I used to have a computer that was completely (I mean completely) reliable. You never lost anything - largely because the computer itself did not have a memory. There were very few hard discs and 10 GB was a great big magical figure. There was very little software and virtually no internet. You kept the programme you were running on a small 3 and a half inch floppy inserted into one drive and the disc you were writing on in the other drive. There were no scanners, cameras, etc, etc, etc. Nothing ever went wrong. It never crashed and I am sorry, now, that I ever got rid of it. That is life. I suppose I will have to put up with the beast in my room that thinks it is a computer. I am having a few teeth pulled. I am having the CD-RW and the DVD drive both removed and replaced by a 'simple' CD-ROM. I hope that that my reduce a bit on the things that can go wrong.
heh I don't believe that ANYTHING that involves humans working with it is COMPLETELY reliable!! I remember my dad telling me about his friends at NASA that had all their computer punch cards lined up right to run their program when it was their turn on the computer, and they tripped and DROPPED the whole box and had to rearrange them ALL OVER again!! aaah!!! Did you ever work with the punch cards? I used to color on the old punch cards my dad had around, I thought they were cool..... I guess they weren't for home computers though....
Punch cards were how they ran programs through the really OLD computers that were about the size of rooms... I think it was binary, so if a hole was punched it was either positive or negative, and an unpunched space was the opposite. They would feed the cards into the machine, and it would read them in the order fed into them, and that would tell the computer what to do.... I think it was mainly doing calculations. I don't think there were ANY word proccessing applications!!
Yes Fae you're basically right. My first computer didn't even have 3 inch discs. They were truelly "floppy" and in the size of 5 1/4 inches. I still have such drive and games to it. The very first PC's had 2 such floppys. One with the peratingsystem and one with the program. No HDD at all. My first 286 had 20 mb HDD and a 12 mhz processor. wich was a real WOW at the time. It had CGA graphics as well. A lil bit later EGA graphics and 16 colours came. Well what else is there to say? Other than : DOS were the days.

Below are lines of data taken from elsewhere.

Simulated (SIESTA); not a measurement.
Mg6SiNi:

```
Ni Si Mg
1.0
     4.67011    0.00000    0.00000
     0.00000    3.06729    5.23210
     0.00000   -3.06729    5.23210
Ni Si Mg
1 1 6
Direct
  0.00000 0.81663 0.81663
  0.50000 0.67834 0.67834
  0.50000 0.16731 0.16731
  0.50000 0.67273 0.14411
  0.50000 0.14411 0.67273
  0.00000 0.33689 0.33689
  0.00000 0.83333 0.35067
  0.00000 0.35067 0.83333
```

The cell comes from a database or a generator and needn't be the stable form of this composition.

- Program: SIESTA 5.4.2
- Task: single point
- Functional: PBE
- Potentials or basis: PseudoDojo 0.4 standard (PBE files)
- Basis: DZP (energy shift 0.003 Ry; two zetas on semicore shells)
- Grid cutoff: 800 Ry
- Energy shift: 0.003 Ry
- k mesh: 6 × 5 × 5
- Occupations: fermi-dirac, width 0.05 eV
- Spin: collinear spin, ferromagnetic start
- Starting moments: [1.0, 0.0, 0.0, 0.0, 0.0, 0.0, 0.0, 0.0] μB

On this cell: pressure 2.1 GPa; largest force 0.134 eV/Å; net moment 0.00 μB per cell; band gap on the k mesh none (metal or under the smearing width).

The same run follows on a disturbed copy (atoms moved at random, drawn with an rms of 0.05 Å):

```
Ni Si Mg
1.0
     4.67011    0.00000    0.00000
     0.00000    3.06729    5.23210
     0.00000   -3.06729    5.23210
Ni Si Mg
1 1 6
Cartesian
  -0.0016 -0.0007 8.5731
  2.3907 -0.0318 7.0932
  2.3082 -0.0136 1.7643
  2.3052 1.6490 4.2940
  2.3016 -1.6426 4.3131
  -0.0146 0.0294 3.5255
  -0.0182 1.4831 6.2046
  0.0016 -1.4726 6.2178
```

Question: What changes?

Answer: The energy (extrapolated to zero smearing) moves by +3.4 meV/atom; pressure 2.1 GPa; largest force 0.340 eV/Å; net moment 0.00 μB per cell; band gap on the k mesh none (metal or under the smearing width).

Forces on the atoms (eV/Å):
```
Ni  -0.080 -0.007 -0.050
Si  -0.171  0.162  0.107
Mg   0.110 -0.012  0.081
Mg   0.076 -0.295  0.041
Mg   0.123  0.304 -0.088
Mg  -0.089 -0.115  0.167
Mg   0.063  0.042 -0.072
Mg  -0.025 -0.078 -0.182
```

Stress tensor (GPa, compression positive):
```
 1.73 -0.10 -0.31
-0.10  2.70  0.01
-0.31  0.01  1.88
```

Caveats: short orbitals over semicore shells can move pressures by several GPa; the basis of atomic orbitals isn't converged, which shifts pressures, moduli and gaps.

aaah hahahahahaaaaaHEEHEEHEEHAHAAAAAHAHAHAAAaaaaa.... gasp! oh I love the PUN Nina!!! heeheehee.... *tears of laughter*
I got my first computer as a gift from my father-in-law back in 1993. We had DOS games and a few other windows games. I am now on my third computer! It is a lot of trouble to keep things up and running! Mostly things like getting the settings that you want with the internet servers.
I heard a story about a big firm that was putting in a quotation to get a particular job. They had attorneys (solicitors); etc., etc., with them. They were, naturally working on a computer. Someone asked for coffee so a solicitor (it must have been U.K.) said that he would get some. As he got up he tripped over the mains lead and, naturally, the computer crashed. There was no back up and no saved copies. My computer now does that for me without my asking. Really - my first Apricot computer really was reliable. It never ever went wrong. Why on earth did I ever get rid of it?